The possibility of making repairs on the high school practice track and selling several district properties highlighted the Winfield board of education’s Monday night meeting.
The condition of the Winfield High School practice track has been an item of discussion at several previous BOE meetings. Athletic director Billy Tipps shared information about possible upgrades and approximate costs.
"It's not that the track is unsafe to use for practice," Tipps said, "but it does have numerous cracks and needs to at least be resurfaced. If we do nothing, it will just continue to deteriorate, maybe to the point where it cannot be fixed."
Board members discussed several concerns including accessibility to the facility and how much it is actually used. Members voted 5-0 in the absence of Tim Nihart and Jamie Kaiser to allow Tipps to solicit proposals for track repairs.
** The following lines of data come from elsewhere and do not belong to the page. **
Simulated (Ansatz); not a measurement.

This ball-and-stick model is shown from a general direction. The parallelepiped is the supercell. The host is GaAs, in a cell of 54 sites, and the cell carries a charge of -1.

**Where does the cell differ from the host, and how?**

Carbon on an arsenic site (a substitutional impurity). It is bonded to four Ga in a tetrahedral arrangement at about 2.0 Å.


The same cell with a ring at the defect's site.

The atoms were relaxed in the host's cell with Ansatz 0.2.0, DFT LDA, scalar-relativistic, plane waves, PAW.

The board also voted 5-0 to seek appraisals for the sale of one school building and one open lot. According to Superintendent J.K. Campbell, the district may consider marketing two of their vacated properties: the facility located at 400 E. Ninth Ave. (the west building of the former Winfield Intermediate School) and the open lot across from the Winfield Early Learning Center, located between Seventh and Eighth Avenues. Selling the former Webster Early Learning Center on East 12th Avenue might also be a possibility.
Campbell said no local company can do an adequate appraisal of "large, old school buildings,” and he thinks the district wilkl have to use an appraiser possibly out of the Wichita area.
"The appraisal could possibly cost three or four thousand dollars," Campbell said.
In other business, the board:
•Approved 5-0 the process by which food service employees will eventually work for Chartwells rather than for the district. Current food service employees will be district employees as long as they are working for the district. When they leave the district, their replacements will be hired by Chartwells which now runs the district’s food service.
"I don't think we'll notice too much difference for a couple of years," Campbell said, "but over time this will be a benefit to the district." Campbell said he would keep BOE members posted each year on the number of food service workers at the school who remain as district employees.
•Voted 5-0 to increase substitute teacher pay to $80 per day to be competitive with pay scales in other area school districts.
•Approved 5-0 a market advertising agreement with the Kansas Army National Guard and to accept the $25,000 donation from them which is being used to renovate and equip the high school weight room facilities. The board reviewed the agenda for advertising submitted by the KSARNG, which will provide for more student engagement and interaction opportunities. This will include social media and presence on campus during school hours and school sanctioned events.
"As we talked about before," Campbell said, "this is something we already do with them and other branches of the military as well as colleges and universities."
In exchange for the donation, the marketing contract is for a school year beginning August 2015 and concluding May 2016.
The district will still have final approval of the guard's marketing involving Winfield schools.
"We'll probably recognize the support we've received from the National Guard during some football and basketball games," Campbell said. "We're very grateful for the gift."
•Discussed BOE goal setting/Kansas Association of School Board report and reviewed new and revised policies as recommended by KASB.
•Voted 5-0 to reinstate a professional learning contract with Catapult Learning for $31,745 for K-5 teacher professional development.
•Heard a report from Assistant Superintendent Mark Littell regarding the Kansas State Department of Education's release of the statewide aggregate assessments results measuring the new KS College and Career Standards. These assessments were taken in Winfield schools during the 2014-2015 school year. Littell warned the board that district results could be down this year.
"This is a new accountability model," Campbell said, "and we are assessing different standards for this first year."
•Learned that the KSDE is now requiring each school district in Kansas to submit a mentoring plan for new teachers and leaders in the district to provide a structured mentoring program that helps districts develop and retain strong teachers. USD 465 will partner with the Kansas Mentoring and Induction Center (KMIC) at Wichita State University for an agreement.
Three USD 465 instructional coaches are currently enrolled in the program. The cost is $3,500 for all three participants, which includes six and a half days of training during the school year. The agreement was unanimously approved.